Twilio vs. Bandwidth?

I’ve followed this board from the beginning but haven’t had anything useful to post in a long time so I’ve been pretty quiet. Unfortunately I wasn’t following closely enough earlier this year and was late to catch on to the tech stocks Saul and others here are heavily into now. While I do now own several of these companies, TWLO is one that I still hadn’t paid attention to very much and I’m not even sure why.

I’m not sure I have anything really useful to offer still, but will offer the following for those interested who might want to investigate further.

My wife works for a small (around 60 people) private company that mostly provides software/web services to apartment leasing companies. Not too long ago she mentioned that they use Twilio. I think mostly (or only?) for sending text messages from the software. That increased my interest a bit and started thinking about buying some shares if/when I decided something else I wanted less. Then, very recently she told me that they were switching from Twilio to Bandwidth. Naturally that raised a red flag for me. She is only involved with Twilio, and now Bandwith, in that she uses the APIs in some of the software she works with and not in any decision making. I did just a little bit of investigation to see how the two compare and if there might be any significant impact to Twilio. I didn’t spend a lot of time and have no real answers as to the level of impact. Apparently several other companies are deciding to delve some of the services that Twilio provides. In the case of Bandwidth it looks like they can provide some services for a significantly lower price than Twilio because they have their own network. I think they saw the opportunity to develop some software to do what Twilio does to take advantage of that.

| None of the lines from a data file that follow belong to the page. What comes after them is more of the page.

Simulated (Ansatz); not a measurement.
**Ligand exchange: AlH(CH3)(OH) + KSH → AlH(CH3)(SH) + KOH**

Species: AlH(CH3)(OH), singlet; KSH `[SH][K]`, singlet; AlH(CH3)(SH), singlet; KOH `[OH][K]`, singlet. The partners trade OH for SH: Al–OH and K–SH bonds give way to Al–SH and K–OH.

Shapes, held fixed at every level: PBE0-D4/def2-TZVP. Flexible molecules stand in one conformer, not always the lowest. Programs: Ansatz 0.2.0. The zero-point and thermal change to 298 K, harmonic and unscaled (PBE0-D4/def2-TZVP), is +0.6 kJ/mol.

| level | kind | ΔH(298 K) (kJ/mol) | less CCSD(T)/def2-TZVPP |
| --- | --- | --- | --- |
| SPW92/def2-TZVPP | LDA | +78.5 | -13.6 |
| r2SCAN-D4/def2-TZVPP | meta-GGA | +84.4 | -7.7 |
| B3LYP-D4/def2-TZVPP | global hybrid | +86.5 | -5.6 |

It’s not a lot to go on, but it does make me wonder if others might also be making a switch away from Twilio and it could eventually have an impact on growth.



I’ve never heard of Bandwidth before reading your post and I have so far done zero research, so temper my reply with that caveat. But here’s my observations.

A small company such as the one your wife works at will most likely have limited requirements and therefore be satisfied with basic functionality. They will also find it much easier to transition to a different product in order to get some cost savings due to the fact that by definition a small company serves a small number of clients, the less there is to transition the easier it is.

I recently spoke with a vendor at a craft fair who was able to accept CC payments with no physical network connection. I asked if she was using Square. She replied no, she had a different service provider (I’ve forgotten the name, it was one I had never heard before) as she got what she needed at a lower cost. Should I abandon Square because they have a lower cost competitor that better fits the needs of a one person business? I think not.

Like I said, I know nothing about Bandwidth so my comments may be off base, but I am unimpressed by the fact that they offer a similar product at a lower cost. In fact, I’m not even confident that the cost advantage would remain in place if you scale up the business, if they are even able to address the needs of enterprise scale. Twilio’s revenue is not subscription based, rather they charge based on usage. I do not know if they have a declining scale such that the more you use the cheaper each subsequent transaction is. And of course, I have no idea how Bandwidth charges.

A lot of unknowns, but I don’t see the need to press the panic button.